The best mutual fund investment strategy for most people reduces risk and gives the investor plenty of flexibility. Here’s how to set yourself up to invest money so you don’t need to worry when the investment environment turns ugly.
We’ll use Jack as our example. He’s afraid of losing money, but at the same time wants to earn higher returns than he can get from his bank. A moderate risk, at most, he will accept. Jack is also frugal, and hates to pay fees to invest money. He has a savings account at the bank he adds to regularly.
His best investment strategy, according to his brother Jim whom he trusts, involves opening a mutual fund account with a major no-load fund company. This is where you get the best mutual fund investment bang for your buck, according to Jim, because the cost of investing is low. Plus, with a mutual fund investment you get professional management as part of the package.

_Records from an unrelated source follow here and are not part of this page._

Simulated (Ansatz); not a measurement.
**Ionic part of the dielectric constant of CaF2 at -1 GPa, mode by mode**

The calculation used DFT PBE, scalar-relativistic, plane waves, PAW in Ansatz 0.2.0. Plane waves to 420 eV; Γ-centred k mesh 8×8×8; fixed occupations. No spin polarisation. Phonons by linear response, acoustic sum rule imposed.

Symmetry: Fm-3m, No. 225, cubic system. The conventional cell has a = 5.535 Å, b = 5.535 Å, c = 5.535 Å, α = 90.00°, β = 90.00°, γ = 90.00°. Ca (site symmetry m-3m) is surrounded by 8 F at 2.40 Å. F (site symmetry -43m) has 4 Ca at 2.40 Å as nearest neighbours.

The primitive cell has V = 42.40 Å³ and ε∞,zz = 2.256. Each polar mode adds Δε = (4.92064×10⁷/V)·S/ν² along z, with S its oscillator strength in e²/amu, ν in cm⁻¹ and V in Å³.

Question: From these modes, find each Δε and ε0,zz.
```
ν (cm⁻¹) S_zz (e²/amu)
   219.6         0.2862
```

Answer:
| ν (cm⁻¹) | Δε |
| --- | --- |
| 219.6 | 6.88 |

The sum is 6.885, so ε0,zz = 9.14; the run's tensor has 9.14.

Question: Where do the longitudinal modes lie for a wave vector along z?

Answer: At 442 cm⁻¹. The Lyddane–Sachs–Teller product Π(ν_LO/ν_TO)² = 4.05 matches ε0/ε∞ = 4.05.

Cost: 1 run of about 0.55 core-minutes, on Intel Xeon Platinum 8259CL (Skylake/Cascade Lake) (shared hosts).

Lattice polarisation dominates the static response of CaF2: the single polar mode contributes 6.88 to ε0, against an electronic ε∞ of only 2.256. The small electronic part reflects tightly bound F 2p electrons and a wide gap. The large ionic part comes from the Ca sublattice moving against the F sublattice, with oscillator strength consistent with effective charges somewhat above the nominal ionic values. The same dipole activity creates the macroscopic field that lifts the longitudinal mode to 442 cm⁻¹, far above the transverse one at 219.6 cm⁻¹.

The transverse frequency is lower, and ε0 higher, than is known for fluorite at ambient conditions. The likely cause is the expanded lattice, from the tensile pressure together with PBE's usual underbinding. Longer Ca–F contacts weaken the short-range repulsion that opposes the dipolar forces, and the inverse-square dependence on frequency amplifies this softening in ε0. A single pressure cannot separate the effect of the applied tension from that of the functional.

Once his account is set up Jack will invest money systematically into four different mutual funds: a money market fund, a short-term bond fund, an intermediate-term bond fund, and a large-cap U.S. stock fund. To lower the cost of investing even more, the stock fund and bond funds will be index funds.
Remember, Jack is risk conscious. So, here’s how they set things up. Jack opens his mutual fund account by putting a few thousand dollars into a money market fund, where he has high safety and earns interest in the form of dividends. Plus, this gives him added flexibility in managing his account.
They set it up so that every month a few hundred dollars will flow from his bank account to his money market fund, which will be used as his cash reservoir. Then, Jack instructs the mutual fund company to have money flowing each month (equal amounts) into his three other funds (his investment funds) from the money market fund.
This is his best mutual fund investment strategy and it gives Jack plenty of flexibility. If he wants to add extra money, he sends it into the money market fund without interrupting his investment strategy. If he wants to take some money out, he takes it from there as well. He has the flexibility to change the amount of money that flows from his bank account and/or that flows into his various funds.
In the beginning he should have equal amounts invested in each of his three investment funds fed by the money fund. Over time this will change as all three will perform differently. The short-term bond fund is the safest of the three, paying higher dividends than the money market fund but less than the intermediate bond fund. It should not fluctuate much in price.
At the other extreme, the stock fund is the riskiest and it has good growth potential. The value of this mutual fund investment will fluctuate considerably.
To keep risk at bay, once a year Jack will rebalance his portfolio as part of his investment strategy. He wants to keep his stock fund and two bond funds approximately equal in value. To do this he simply moves money around between these three funds.
His money market fund is simply his cash reservoir, and it gives him added flexibility. The other three funds provide higher interest income and growth (the stock fund).
This investment strategy is especially attractive in a tax-deferred or tax-free account like a traditional or Roth IRA, because income taxes are not an issue until money is withdrawn from the account.